My partner and I came to a sort of collaborative epiphany last night. A not-insignificant part of the appeal of generating art from large data sets seems to be, weirdly, producing visual content without the trouble of subjectivity or desire creeping in. It's kind of like this classic John Baldessari painting:
...though I guess you would have to add "large breasts trending on artstation" to the end of it. And of course play it straight, removing the ambivalent critical function of the work.
Artists have used generative techniques as a part of their practice for a long time, and this has been as interesting as the Surrealist's excavation of randomness, dream imagery and chance, and as banal as Damien Hirst's proto-NFT spot paintings. But this doesn't seem to be what people find both exciting and threatening about art generators.
In this case, it's much more of a consumer-tech impressedness with the shallow, beautiful surfaces of the output. None of the outputs stand up to much scrutiny on their own, full of blurry bits and errors, but they're convincing at a glance, which is, functionally, what most art has been enlisted to do under capitalism.
Compared to, I dunno, fantasy game concept art, sameface moba girls, and the general content of a Greek Statue Avatar Guy thread, etc, people seem to find it unconvincing when I say the Baldessari painting above is more beautiful to me by far. Within an across-the-political-spectrum anti-intellectual treatment of culture that we've been in the midst of since perhaps 9/11, the appreciation of art that is exciting and produces novel aesthetic experiences and consideration of the world beyond the serene and overwhelming triteness of beauty-which-speaks-for-itself has been only legible in bad faith, as "ironic" or "pretentious."
Conceptual Art of the 60s and 70s is such a touchstone for me not in some insecure bid to look smart (what equally-insecure one trick figurative ponies tend to frame it as), but because it is concerned with moving the viewer internally, rather than imposing an external aesthetic experience. Like the best novels, the text and scenario provoke by their own unexpectedness and perversity, light up your inner life. What the above Baldessari painting does to me is: it makes me think of how I've looked at every painting, every image, I've seen before and inserts something, a new feeling and new tool for thinking into that well-worn circuit. It's stylish, it's affronting, it makes me laugh. "Beauty" is perhaps a far too cheap word for it.

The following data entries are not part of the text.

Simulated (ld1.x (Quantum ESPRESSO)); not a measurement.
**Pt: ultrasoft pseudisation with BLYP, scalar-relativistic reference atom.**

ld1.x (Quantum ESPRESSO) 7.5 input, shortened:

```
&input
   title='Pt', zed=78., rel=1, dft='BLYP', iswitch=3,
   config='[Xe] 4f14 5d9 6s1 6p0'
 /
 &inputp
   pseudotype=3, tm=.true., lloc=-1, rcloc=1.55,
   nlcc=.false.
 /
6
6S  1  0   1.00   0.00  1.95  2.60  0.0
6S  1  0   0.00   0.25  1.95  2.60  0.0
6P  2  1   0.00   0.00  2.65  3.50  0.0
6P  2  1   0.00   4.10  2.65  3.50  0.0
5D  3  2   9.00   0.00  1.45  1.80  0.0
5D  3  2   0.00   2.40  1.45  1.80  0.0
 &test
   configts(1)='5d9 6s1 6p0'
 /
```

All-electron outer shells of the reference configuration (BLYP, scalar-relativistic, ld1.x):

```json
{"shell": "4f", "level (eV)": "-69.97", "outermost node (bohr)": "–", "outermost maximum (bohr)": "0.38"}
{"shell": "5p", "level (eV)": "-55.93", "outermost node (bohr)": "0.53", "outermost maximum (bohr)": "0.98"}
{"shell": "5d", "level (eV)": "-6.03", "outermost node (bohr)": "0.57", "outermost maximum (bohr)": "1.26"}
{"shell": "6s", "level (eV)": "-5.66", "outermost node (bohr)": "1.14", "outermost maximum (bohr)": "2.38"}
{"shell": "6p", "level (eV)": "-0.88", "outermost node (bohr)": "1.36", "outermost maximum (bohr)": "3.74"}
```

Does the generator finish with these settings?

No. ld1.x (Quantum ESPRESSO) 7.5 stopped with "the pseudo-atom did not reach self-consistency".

So I don't feel like what I value in art, which seems to evade generators because it requires the newness and intent of a particular angle, experience or desire driving it, is terribly threatened by these things being able to create gradually more coherent images. A lot of professional artists would disagree with me! Professionalism elevates the beauty of surfaces because that's what it needs; the professional has already turned themselves into a sort of machine-for-hire as virtue, displaying how well they can fulfill briefs and push products over the finish line. The areas that seem most "at risk," glossy mag editorial illustration, nepo-baby sci-fi novel covers, prestige-streaming series and AAA games, are areas of culture I can't imagine panicking over the demise of.
The anxiety over an artificial replacement for this inherently alienated situation makes me think of Zizek's fuck-machines, the mechanical simulation of penetrative sexual intercourse you put on in the background to be free to enjoy a date with someone. Of course the small, and already shrinking parcel of money that's spent on these genres of art and design being yet another piece of the pie that goes to techbros fucking sucks, but I think it would be nice, and allow for much broader definitions of aesthetic success, and perhaps even free artists from being compliant little professionals, if the idea that they could be one of the few people precariously slotted into one of these remaining opportunities would just die.
A commercialized obsession with the beauty of surfaces shapes what is aesthetically acceptable in ways beyond putting professionals at an extreme disadvantage. It makes all of our lives dimmer and more boring. It says conceptually daring kitchen sink novels are too hard, what we really need are pared down little bourgeois marriage plots where the characters occasionally handwring about online porn or single-use plastics; it says that the best thing to happen in years is a proliferation of Disney+ IP to the point where one happens to match your personal politics. I mean seriously, I cannot emphasize enough, fuck that, man! Who cares?
I can feel bad about this stuff to the extent that it takes away some existing paychecks that allow some people to do other things with the rest of their life that isn't devoted by necessity to propping up this insult to the whole-cloth concept of human culture. But I also have to refuse to speculatively act like this "culture" as it is has to be preserved, that we have to ensure humans are going into this immiserating meat grinder via tools that only reinforce the hegemony of stagnation and corporate IP, like copyright. We can see the 1000 identical "girl from disney brave oil painting style forest huge cans bare feet" etc outputs, and decide that this is a perfectly fine thing to walk away from, or better yet, to see as a challenge to become even more illegible.